POM, the beverage company that turned an old pomegranate orchard into a money machine with POM Wonderful juices, is taking the Coca Cola Company, parent of Minute Maid, to court. The reason: false advertising.
According to POM, Minute Maid’s pomegranate juice name and label make it appear as if pomegranate is the main ingredient,
though the blend actually contains less than 0.3 percent of pomegranate juice and is over 99 percent apple and grape juice.
When customers see Minute Maid’s 59-ounce bottle selling for less than $4, compared to POM’s 16-ounce bottle at $4.99, they tend to opt for what appears to be a better deal.
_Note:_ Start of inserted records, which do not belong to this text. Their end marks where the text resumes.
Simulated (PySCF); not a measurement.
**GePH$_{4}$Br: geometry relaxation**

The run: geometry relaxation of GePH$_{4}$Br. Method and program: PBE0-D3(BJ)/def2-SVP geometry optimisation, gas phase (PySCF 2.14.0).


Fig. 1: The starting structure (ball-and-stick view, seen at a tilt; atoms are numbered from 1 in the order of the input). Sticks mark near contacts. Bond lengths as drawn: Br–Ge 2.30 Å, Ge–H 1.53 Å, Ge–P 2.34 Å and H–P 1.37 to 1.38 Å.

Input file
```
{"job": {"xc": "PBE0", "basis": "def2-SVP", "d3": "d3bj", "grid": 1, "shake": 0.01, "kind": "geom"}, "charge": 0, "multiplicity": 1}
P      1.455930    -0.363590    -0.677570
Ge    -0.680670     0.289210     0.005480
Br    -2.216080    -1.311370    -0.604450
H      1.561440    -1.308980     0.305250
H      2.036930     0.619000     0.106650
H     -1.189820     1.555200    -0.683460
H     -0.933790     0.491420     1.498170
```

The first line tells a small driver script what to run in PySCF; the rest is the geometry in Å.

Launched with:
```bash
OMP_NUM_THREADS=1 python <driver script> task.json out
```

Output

But the issue goes beyond unfair competition, said POM spokesperson Rob Six. “Most people drink pomegranate juice for the health benefits. So, it fools with people’s health,” Six said. “We see it more as a consumer issue – a consumer alert issue.” read more…
What you need to know:
While POM has a point – Minute Maid is being very deceptive here – POM is not clean of deception either. Both companies tout the health benefits of the fruit they turned to juice, but fail to mention that most of the nutritional value is lost in the process. Not to mention the ridiculous amounts of sugar in these drinks, at the same level of Soda Pop. The standard single person bottle of POM contains 17 teaspoons of sugar! That’s not healthy.
What to do at the supermarket:
How about buying real fruit and eating it to get the maximum benefit from the vitamins and antioxidants? If you’re thirsty, drink tap water instead. If you insist on juice as an occasional treat, go for what tastes better. From personal experience, POM is superior, but comes at a much higher price.